The Chinese government's censorship of the internet and text messaging is starting to hurt the development of its own internet businesses, according to the CEO of Tencent, China's most successful internet company.

Reporting record earnings for 2009, Tencent president Martin Lau warned that the regulatory environment might have a negative impact on future earnings, the Financial Times reported.

Tencent also complained about the Chinese government's surprise decision to stop mobile operators from letting customers buy goods on their mobile accounts. This had and would continue to hurt sales, it said.

"The operating environment is getting more challenging," Lau said.

Lau's warning came as the Chinese government increased pressure on Google to conform to its rules on censorship.

Google is believed to be weighing a decision to quit the country and close its Chinese language search engine. This follows the discovery earlier this year of hacking attacks from Chinese sources against Google Mail accounts.

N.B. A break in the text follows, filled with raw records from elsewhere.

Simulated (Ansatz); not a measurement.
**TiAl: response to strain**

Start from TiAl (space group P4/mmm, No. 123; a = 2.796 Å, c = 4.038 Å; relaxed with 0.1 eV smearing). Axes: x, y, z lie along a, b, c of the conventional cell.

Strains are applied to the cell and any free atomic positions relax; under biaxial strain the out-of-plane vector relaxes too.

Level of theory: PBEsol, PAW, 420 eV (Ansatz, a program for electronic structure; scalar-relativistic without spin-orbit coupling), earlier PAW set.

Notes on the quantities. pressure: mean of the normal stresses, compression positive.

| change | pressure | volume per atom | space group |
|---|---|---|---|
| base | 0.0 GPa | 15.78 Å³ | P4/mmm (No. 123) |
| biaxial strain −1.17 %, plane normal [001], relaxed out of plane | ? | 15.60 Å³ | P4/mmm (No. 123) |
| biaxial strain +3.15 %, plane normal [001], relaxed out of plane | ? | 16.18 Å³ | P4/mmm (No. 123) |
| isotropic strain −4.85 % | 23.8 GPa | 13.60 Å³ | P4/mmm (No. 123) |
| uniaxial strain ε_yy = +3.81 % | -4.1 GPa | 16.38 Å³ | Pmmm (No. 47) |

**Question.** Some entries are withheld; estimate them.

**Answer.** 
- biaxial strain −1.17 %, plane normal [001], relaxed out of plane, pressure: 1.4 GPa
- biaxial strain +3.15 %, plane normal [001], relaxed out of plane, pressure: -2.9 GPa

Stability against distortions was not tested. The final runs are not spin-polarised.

Lau called for the government, mobile network operator China Mobile, and the rest of the industry to work together to set up a way to weed out "bad content" without harming the development of the internet in China.

Shenzhen-based Tencent has a market capitalisation of $40bn, making it the world's third-largest internet company, behind Google and Amazon.

Tencent, which has more than 500 million customers, runs an instant messaging service, social networks and online games. Its mobile services business contributes 17% of sales.